The hypothesis that L3 perception development would exhibit greater instability compared to L2 perception development was confirmed. After a significant improvement in the perception of L3 final obstruents between T2 and T3, some decline in both accuracy and reaction time was observed. This fluctuating pattern seems to indicate a deal of reorganization within the perception of a new phonological system as L3 learners process the new phonetic input and learn to discern which phonetic cues are relevant for a feature, reconciling multiple options for phonetic categories.

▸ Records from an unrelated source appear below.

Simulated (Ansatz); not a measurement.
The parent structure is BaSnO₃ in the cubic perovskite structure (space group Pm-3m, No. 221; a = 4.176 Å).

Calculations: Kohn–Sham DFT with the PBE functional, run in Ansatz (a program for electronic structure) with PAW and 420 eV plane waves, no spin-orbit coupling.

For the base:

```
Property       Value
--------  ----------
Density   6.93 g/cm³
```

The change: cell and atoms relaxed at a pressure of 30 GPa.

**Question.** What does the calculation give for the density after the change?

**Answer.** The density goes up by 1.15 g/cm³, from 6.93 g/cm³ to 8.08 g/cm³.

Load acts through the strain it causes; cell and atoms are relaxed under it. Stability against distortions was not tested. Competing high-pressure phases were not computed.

As one reviewer noted, the observed relationship between perception accuracy and reaction time in the study might alternatively reflect the participants’ level of attentiveness during the task. Generally, higher accuracy tended to correspond with longer RTs, whereas lower accuracy was associated with shorter RTs. It is possible that participants became accustomed to the task over time, potentially leading to less careful performance, which might also possibly explain the observed pattern of simultaneous decrease in both accuracy and RT. While this is a plausible explanation that aligns with task habituation effects in repeated measures studies, it is noteworthy that the observed relationship between perception accuracy and RT was not uniform across all participants, and within participants between L2 and L3 tasks, suggesting individual differences in response strategies or developmental trajectories rather than a universal decline in attentiveness. Also, it is unlikely that external factors influenced the participants’ eagerness to complete the tasks quickly during specific data collection sessions. The testing procedure was consistent across sessions, following a strict protocol, with the same research assistant administering the task, and appointments were scheduled based on mutual agreement to ensure participants’ availability. Nonetheless, this point is acknowledged as a potential limitation, and further studies with additional controls for task engagement over time are recommended.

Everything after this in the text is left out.